In February 2015, the FASB issued ASU No. 2015-02, Consolidation (Topic 810): Amendments to the Consolidation Analysis (“ASU 2015‑02”). ASU 2015-02 affects reporting entities that are required to evaluate whether they should consolidate certain legal entities. We adopted ASU 2015-02 on January 1, 2016. The adoption of ASU 2015-02 did not impact our consolidated financial statements.

In November 2015, the FASB issued ASU No. 2015-17, Income Taxes (Topic 740): Balance Sheet Classification of Deferred Taxes ("ASU 2015-17"). ASU No. 2015-17 eliminates the requirement for reporting entities to present deferred tax liabilities and assets as current and noncurrent in a classified balance sheet. Instead, reporting entities will be required to classify all deferred tax assets and liabilities as noncurrent. The amendments in ASU 2015-17 may be applied either prospectively to all deferred tax liabilities and assets or retrospectively to all periods presented. ASU 2015-17 is effective for us on January 1, 2017, with early adoption permitted. We are currently evaluating the impact ASU 2015-17 will have on our consolidated financial statements.
In January 2016, the FASB issued ASU No. 2016-01, Financial Instruments - Overall (Subtopic 825-10): Recognition and Measurement of Financial Assets and Financial Liabilities ("ASU 2016-01"). ASU 2016-01 requires that most equity investments be measured at fair value, with subsequent changes in fair value recognized in net income. The pronouncement also impacts financial liabilities under the fair value option and the presentation and disclosure requirements for financial instruments. ASU 2016-01 is effective for us on January 1, 2018. We do not believe that the adoption of ASU 2016-01 will have a material impact on our consolidated financial statements.

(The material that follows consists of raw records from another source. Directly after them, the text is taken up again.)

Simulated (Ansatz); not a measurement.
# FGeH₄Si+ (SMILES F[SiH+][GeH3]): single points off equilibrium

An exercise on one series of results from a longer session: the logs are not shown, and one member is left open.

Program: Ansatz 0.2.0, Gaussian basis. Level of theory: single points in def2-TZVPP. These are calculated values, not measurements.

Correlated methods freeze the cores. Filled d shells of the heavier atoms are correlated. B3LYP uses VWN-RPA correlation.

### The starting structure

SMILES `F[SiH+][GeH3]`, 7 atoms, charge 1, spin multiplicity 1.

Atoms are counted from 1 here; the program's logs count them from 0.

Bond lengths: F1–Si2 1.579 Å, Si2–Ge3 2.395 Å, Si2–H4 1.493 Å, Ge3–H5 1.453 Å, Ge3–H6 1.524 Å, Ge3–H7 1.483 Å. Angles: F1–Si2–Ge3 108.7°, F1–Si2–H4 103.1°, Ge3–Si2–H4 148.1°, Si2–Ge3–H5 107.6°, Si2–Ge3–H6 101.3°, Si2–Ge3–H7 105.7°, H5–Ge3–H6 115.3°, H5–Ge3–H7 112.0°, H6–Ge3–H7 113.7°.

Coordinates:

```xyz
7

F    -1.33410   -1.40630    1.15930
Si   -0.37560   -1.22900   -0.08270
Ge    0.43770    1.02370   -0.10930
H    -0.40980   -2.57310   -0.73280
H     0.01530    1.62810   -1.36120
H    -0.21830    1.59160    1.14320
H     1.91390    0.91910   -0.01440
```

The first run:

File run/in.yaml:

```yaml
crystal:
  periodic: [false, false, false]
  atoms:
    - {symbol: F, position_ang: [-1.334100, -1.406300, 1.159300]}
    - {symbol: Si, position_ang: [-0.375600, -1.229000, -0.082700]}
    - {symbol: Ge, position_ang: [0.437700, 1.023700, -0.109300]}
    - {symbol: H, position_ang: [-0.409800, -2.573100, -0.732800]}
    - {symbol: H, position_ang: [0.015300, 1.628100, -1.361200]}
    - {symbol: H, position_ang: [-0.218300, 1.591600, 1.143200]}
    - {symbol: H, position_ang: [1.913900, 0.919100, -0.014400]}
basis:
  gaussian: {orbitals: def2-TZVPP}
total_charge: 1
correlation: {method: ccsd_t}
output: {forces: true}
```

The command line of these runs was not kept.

In February 2016, the FASB issued ASU No. 2016-02, Leases (Topic 842) ("ASU 2016-02"). ASU 2016-02 requires lessees to recognize assets and liabilities on the balance sheet for the rights and obligations created by all leases with terms of more than 12 months. ASU 2016-02 also will require certain qualitative and quantitative disclosures designed to give financial statement users information on the amount, timing, and uncertainty of cash flows arising from leases. ASU 2016-02 will be effective for us on January 1, 2019, with early adoption permitted. We are currently evaluating the impact ASU 2016-02 will have on our consolidated financial statements.

In March 2016, the FASB issued ASU No. 2016-07, Simplifying the Transition to the Equity Method of Accounting ("ASU 2016-07"). ASU 2016-07 eliminates the requirement for a reporting entity to apply the equity method of accounting retrospectively when they obtain significant influence over a previously held investment. Furthermore, under ASU 2016-07, for any available-for-sale securities that become eligible for the equity method of accounting, the unrealized gain or loss recorded within other comprehensive income (loss) associated with the securities should be recognized in earnings at the date the investment initially qualifies for the use of the equity method. We adopted ASU 2016-07 on April 1, 2016. The adoption of ASU 2016-07 did not have a material impact on our consolidated financial statements.

In March 2016, the FASB issued ASU No. 2016-09, Compensation-Stock Compensation-Improvements to Employee Share-Based Payment Accounting ("ASU 2016-09"). ASU 2016-09 involves several aspects of the accounting for share-based payment transactions, including the income tax consequences, classification of awards as either equity or liabilities, and classification on the statement of cash flows. Under ASU 2016-09, income tax benefits and deficiencies are to be recognized as income tax expense or benefit in the statement of operations and the tax effects of exercised or vested awards should be treated as discrete items in the reporting period in which they occur. Additionally, under ASU 2016-09, excess tax benefits should be classified along with other income tax cash flows as an operating activity. ASU 2016-09 will be effective for us on January 1, 2017, with early adoption permitted. We are currently evaluating the impact ASU 2016-09 will have on our consolidated financial statements.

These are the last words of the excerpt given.